IN MEMORY: RENNARD STRICKLAND: “TO RISE ABOVE THE COMMON MOLD”
A PROPOSAL FOR BREAKING FREE FROM THE CLICHES OF OUR AGE
BY RENNARD J. STRICKLAND, originally published in Learning and the Law vol.2, no. 3 (American Bar Association Section of Legal Education, 1975): https://heinonline.org/HOL/P?h=hein.journals/latlw2&i=168
Osage / Cherokee Professor Rennard Strickland passed on January 5, 2021. He was a major figure in law and legal history, a law teacher and Dean at several schools, and a major contributor to Indigenous Peoples’ rights.
He wrote this essay fifty years ago, based on a speech before the Tenth Circuit Roundtable of the Law Student Division of the ABA in October 1974. His essay was published in the same issue as mine on “The Law is Terror Put Into Words”.
Strickland said his law student audience were “preparing to move into the mad world of the twentieth century.” He called on them “to free us from the traditional molds of thinking and to come face to face with the reality of this changing world.”
His description of the problems they faced and his advice to them are as relevant in 2025 as in 1975:
He said:
“It is not enough to hold all of the ‘right views’ and espouse all the ‘right causes’ without asking why are these the ‘right views’ and the ‘right causes’…. Your challenge as young lawyers is to …lead us into an age of ‘reality, reason, and common sense.’"

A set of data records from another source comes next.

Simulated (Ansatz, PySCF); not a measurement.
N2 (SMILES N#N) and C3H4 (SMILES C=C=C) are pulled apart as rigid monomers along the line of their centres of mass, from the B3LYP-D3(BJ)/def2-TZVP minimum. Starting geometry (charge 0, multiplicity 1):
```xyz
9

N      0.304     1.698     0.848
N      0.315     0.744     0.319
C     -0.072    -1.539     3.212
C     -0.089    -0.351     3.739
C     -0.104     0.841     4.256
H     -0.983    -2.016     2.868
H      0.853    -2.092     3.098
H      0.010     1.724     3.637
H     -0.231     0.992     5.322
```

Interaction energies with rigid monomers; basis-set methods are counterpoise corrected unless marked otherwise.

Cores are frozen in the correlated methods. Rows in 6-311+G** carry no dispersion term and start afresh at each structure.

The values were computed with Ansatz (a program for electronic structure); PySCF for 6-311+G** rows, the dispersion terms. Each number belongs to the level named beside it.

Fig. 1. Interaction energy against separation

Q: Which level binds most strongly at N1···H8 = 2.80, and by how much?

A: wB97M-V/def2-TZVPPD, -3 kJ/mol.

I offer Rennard’s essay in memory of his powerful leadership, especially in critiquing US law related to the Original Peoples of the land:
In 1986, in “Genocide-at-Law: An Historic and Contemporary View of the Native American Experience,” Strickland said federal anti-Indian law was legalized genocide. He wrote:
In nineteenth century attack[s] on the Native American, the law was both a formal and an informal instrument of genocide. . . . These were legally enacted policies whereby a way of life, a culture, was deliberately obliterated.
“TO RISE ABOVE THE COMMON MOLD”
There is a marvelous Hogarth illustration entitled Credulity, Superstition, and Fanaticism which seems to me to be every bit as descriptive a title for the twentieth century as for the eighteenth century. At the top of the print, just above the altar, are witch and devil symbols supported by the church and a figure pointing to “St. Money Trap.” There is a scale of justice for measuring “Ravings” and the whole mad scene is presided over by the clergy in their robes and British justices, barristers and solicitors in their wigs.
I bring this engraving to your attention because as law students you are preparing to move into the mad world of the twentieth century, into a secularized society in which even the church figures have been replaced by lawyers.
As lawyers, the odds are that you will become leaders in the larger cosmos of society. God forbid that you should be as ill-prepared as my law school classmates who are already serving as congressmen, governors, state and federal judges—and even federal attorneys investigating the CIA and the FBI.
Frankly, I think you are headed down that very same path. Today, you are smug, you are self-righteous, you are opinionated, you are the insipid 1970s model Bobby Bakers, John Deans, Whittaker Chambers, Neville Chamberlains and Richard Nixons. You think at the font of conventional wisdom of your age, and you are intolerant of those who do not.
I would not be disturbed by this fact except that, if civilization is to survive, you must be more than this. The great Spanish philosopher Jose Ortega y Gasset, the man who warned us of mass man and the dangers of mass society, introduces what he calls “the concept of generations.” He says that generations have tasks and that tragically many generations are not up to their tasks. I think the task of your generation is to free us from the traditional molds of thinking and to come face to face with the reality of this changing world.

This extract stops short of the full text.